First Year Of Impact 2017
 
Description Alliance with David Oluwale Memorial Association 
Organisation David Oluwale Memorial Association
Country United Kingdom 
Sector Charity/Non Profit 
PI Contribution During and after the period of the award, I have built collaborations with the David Oluwale Memorial Association. These have led to a series of successful readings and discussion events which have attracted large numbers of student audiences on and off campus. Speakers have included Caryl Phillips, Zaffar Kunial, Jackie Kay and Kyla Wazana Tompkins. The result of the award has helped to challenge community perceptions of the university's indifference to the city.
Collaborator Contribution We have been able to run such high profile events with DOMA because the writers we have approached have been happy to waive their usual fees and offer performance for free to support the charity. The majority of running costs for events since the network ended have been supplied by DOMA itself. Max Farrar ensures DOMA has a highly-visible presence in the city, and in the centre and residential districts alike, and this association is very beneficial not only for my academic interests and goals but for the university's goal of engaging with the local community far more than it has historically done.
Impact Public engagement event: https://www.leedsinspired.co.uk/collection/david-oluwale-50th
Start Year 2017
 
Description Creating to Survive: Art and Expression in the African Diaspora 
Form Of Engagement Activity A formal working group, expert panel or dialogue
Part Of Official Scheme? No
Geographic Reach National
Primary Audience Undergraduate students
Results and Impact Filled to maximum capacity, this student-facing event combined a series of poetry readings and play recitals with a sustained reflection on the implications of the "Why is my curriculum white?" campaign. As well as showcasing new performance poetry and playwork, this event offered time and space for students to discuss their experiences as undergraduates at the institution and their sense of the need for meaningful change. Others in the audience spoke of being new to the issues under examination and of gaining a new perspective as a result. We are continuing to develop our departmental response to this significant event, and it is taking the form of substantial curriculum change at every level.

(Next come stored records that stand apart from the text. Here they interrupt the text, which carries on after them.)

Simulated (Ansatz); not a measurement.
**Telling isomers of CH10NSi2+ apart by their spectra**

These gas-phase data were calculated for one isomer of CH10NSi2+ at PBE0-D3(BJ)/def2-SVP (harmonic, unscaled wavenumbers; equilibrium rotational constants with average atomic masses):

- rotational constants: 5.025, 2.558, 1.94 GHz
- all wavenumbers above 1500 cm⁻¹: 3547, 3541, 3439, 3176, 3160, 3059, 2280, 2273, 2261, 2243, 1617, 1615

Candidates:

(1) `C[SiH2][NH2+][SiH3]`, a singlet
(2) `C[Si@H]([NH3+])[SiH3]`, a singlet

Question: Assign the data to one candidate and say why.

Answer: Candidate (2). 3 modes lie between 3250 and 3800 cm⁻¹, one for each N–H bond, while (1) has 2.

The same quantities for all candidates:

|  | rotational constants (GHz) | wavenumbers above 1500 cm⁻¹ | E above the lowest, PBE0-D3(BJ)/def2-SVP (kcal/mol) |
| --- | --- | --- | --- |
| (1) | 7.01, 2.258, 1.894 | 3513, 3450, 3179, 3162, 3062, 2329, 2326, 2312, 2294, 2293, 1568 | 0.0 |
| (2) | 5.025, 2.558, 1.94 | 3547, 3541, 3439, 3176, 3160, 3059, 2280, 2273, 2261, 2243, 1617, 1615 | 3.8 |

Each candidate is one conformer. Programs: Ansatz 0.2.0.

Year(s) Of Engagement Activity 2017
URL https://www.facebook.com/events/1460290434090107/
 
Description Poetry reading at Leeds Library with DOMA (David Oluwale Memorial Association) 
Form Of Engagement Activity Participation in an activity, workshop or similar
Part Of Official Scheme? No
Geographic Reach Regional
Primary Audience Public/other audiences
Results and Impact Hosted by the British Caribbean novelist Caryl Phillips, this evening of readings and talks focused on the life and death of the Nigerian stowaway David Oluwale. Details can be found on the website listed below. It includeds poems about migration, violence and home from Glyn Maxwell and Imtiaz Dharker, and it brought together a cross-section of the general public with an interest in the city's history, racism and antiracist movements, and literature. Significant local artists of African descent, including Corinne Baily Rae, were brought together by the event which thus strengthened community links and optimised opportunities for further work in coming year. Students from the university who attended the reading were also inspired by it to run the final open event of the network.
Year(s) Of Engagement Activity 2017
URL https://www.eventbrite.com/e/a-place-called-home-david-oluwales-leeds-an-evening-of-poetry-featuring...
 
Description Student Q & A with Caryl Phillips 
Form Of Engagement Activity A talk or presentation
Part Of Official Scheme? No
Geographic Reach Local
Primary Audience Undergraduate students
Results and Impact Held at the university's student union, this reading from Caryl Phillips was hosted by our undergraduate students and greatly galvanised the interest they and our postgraduates have in diasporic culture in general and our network in particular. While informal feedback voiced enthusiasm for the reading Phillips gave from his forthcoming novel, the question and answer session produced a distinctive account of Leeds's role in supporting writers of African descent since the 1960s. This account of everyday life in Leeds and its challenge or transformation through diasporic writing then inspired our final large event which focused on the "Why is my curriculum white?" campaign.